Story of Arthur Stace, Graffiti Preacher
Arthur Stace was an Australian,
born into a life of hopelessness, at the turn of the century (in the 1900s).
His life was that of a bum filled with petty crime and alcoholism
between the First World War and the Great Depression.
All this changed when he met Jesus on August 6, 1930,
and soon afterward heard his pastor cry,
“I wish I could shout ETERNITY through all the streets of Sydney!”
He felt driven to make this cry a reality.
Arthur would rise early each morning, pray for an hour,
and leave his home between 5 and 5:30 a.m.,
to go wherever he felt God led him.
For hours he would write one word, ETERNITY,
approximately every hundred feet on the sidewalks of Sydney.
For more then twenty years his work was a mystery.
Who was writing this single word that caused countless thousands
to pause and ponder its meaning, both immediate and long-range?
Had this mystery man captured
the impact of this single word’s power?
It wasn’t until 1956 that the puzzle was solved.
Two years after Arthur’s death in 1967,
Sydney poet Douglas Stewart published these words
and immortalized the work of this graffiti preacher.
That shy mysterious poet Arthur Stace
Whose work was just one single mighty word
Walked in the utmost depths of time and space
And there his word was spoken and he heard
ETERNITY, ETERNITY, it banged him like a bell
Dulcet from heaven sounding, sombre from hell.

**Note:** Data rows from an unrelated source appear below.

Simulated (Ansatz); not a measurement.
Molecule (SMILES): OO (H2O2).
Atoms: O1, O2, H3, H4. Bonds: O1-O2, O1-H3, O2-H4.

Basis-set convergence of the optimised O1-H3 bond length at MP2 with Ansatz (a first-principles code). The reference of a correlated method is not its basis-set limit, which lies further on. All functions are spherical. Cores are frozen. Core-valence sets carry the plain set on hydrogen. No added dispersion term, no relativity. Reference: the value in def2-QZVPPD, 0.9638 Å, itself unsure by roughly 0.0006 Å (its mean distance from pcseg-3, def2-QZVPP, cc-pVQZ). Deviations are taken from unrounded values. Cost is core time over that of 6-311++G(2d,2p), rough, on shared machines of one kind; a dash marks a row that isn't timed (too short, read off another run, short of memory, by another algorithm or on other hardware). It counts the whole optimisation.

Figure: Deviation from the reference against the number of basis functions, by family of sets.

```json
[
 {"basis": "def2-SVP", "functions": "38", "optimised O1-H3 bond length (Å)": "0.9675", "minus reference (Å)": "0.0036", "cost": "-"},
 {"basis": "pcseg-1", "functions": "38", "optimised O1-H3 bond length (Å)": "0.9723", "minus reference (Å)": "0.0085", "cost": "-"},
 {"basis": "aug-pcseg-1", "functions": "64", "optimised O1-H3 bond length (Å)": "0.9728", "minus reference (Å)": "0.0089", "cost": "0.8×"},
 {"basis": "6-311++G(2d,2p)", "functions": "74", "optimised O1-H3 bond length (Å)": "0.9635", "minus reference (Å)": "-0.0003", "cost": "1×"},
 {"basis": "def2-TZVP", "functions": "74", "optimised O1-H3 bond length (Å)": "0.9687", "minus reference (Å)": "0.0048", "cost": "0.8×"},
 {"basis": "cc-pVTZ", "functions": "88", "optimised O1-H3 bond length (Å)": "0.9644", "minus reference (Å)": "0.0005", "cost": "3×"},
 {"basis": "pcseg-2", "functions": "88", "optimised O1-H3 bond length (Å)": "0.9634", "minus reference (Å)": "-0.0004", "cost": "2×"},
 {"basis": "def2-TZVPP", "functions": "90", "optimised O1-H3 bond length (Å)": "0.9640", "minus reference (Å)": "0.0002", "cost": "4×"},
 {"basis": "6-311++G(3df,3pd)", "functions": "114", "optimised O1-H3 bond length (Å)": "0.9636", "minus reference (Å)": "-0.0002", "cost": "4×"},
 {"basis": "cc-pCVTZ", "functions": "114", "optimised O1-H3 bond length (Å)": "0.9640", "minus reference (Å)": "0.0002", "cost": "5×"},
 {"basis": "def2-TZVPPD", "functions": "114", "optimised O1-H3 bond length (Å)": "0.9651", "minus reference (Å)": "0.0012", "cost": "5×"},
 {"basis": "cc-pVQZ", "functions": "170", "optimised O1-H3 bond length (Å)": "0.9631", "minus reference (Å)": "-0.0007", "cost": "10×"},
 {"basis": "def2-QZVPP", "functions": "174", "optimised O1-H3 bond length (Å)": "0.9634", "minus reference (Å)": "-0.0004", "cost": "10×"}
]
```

A one-word sermon touched a nation.
His message was secured for generations by architect Ridley Smith,
who put in in a copperplate in the Sydney Square.
It was later viewed by over 4 billion souls worldwide
as they watched by television the Opening Ceremony of the Sydney Olympics,
and again when it was emblazoned in fireworks
on the Sydney Harbor Bridge on the Eve of the new millennium.